Alfonso Santiago
Alfonso Santiago

Reputation: 531

Defined Type with unspecified dimension Array in Julia

I'm Brand new in Julia. I've been looking around some documentation like [1], [2], [3]. Generally, I found it usefull, but I see some lack of organization in them. They all have the approach of "learning by examples" but any of them have a structured way to approach the remarkable features of the language.

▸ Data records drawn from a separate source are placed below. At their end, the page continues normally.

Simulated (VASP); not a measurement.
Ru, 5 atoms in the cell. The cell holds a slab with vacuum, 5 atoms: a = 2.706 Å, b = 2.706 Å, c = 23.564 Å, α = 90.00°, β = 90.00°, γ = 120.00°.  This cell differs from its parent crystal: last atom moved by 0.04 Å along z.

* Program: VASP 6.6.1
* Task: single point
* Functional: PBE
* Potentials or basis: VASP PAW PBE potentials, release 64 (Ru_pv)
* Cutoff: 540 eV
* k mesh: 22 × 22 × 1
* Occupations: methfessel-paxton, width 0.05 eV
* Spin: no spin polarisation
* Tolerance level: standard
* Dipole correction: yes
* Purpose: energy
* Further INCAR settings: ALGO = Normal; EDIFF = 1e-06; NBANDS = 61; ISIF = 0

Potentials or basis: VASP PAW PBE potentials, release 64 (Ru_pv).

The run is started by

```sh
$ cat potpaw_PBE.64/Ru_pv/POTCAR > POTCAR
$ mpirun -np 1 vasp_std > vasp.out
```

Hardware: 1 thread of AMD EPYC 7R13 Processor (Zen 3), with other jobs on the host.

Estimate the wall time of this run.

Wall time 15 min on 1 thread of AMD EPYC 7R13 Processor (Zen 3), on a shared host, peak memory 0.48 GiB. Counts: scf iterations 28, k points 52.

Well, my problem is that I'm trying to build a defined type with some variables. Among them, at least one variable is an n-dimensional array where the dimensions are variables inside that defined type. To start, I cannot even define a fixed dimension tensor in the "struct".

Type Geometry
     dimension::UInt
     coordinates::Array{Float64}(10,2)
end

Says that:

expected Type, got Array.

and, for example:

Type Geometry
     dimension::UInt
     coordinates=Array{Float64}(10,2)
end

Says that:

"assignation" in Type definition is reserved.

Another approach would be define a "pointer" in the Type and then reshape that pointer, something like:

Type Geometry
     dimension::UInt
     coordinates::Float64
end

mesh=Geometry(10,0)
reshape(mesh.coordinates,(10,3))

Says that you cannot reshape an scalar.

So, my two questions are:

There's any way to build this dynamic dimension defined type in julia?

And even more important: do you have any recommended, organized and structured bibliography for julia like we've Metcalf. Fortran 95/2003 explained for fortran?

Thank you all.

Upvotes: 2

Views: 1010

Answers (1)

mbauman
mbauman

Reputation: 31342

You're looking at a very old version of Julia's documentation. Here is the documentation for the current stable version (0.6 right now).

The expression Array{Float64}(10,2) constructs a 10x2 array (a value). You define fields with types, not values. The corresponding type is Array{Float64, 2} — 2 for two dimensions. The exact number of elements isn't encoded into the array's type; that is part of the value. So you want:

type Geometry
     coordinates::Array{Float64, 2}
end

Of course, this means that every Geometry object must only contain a two-dimensional array. You can make it "dynamic" by simply omitting the parameter for the number of dimensions in the array type (but the tradeoff is that this won't perform as well):

type Geometry
     coordinates::Array{Float64}
end

Now you can construct Geometry objects with coordinate arrays of any dimensionality. A bit more advanced would be to use a parametric type, but I recommend getting the basics of the language down first.

Finally, note that reshape isn't an in-place operation. The returned array shares the data, but the first array retains its original shape.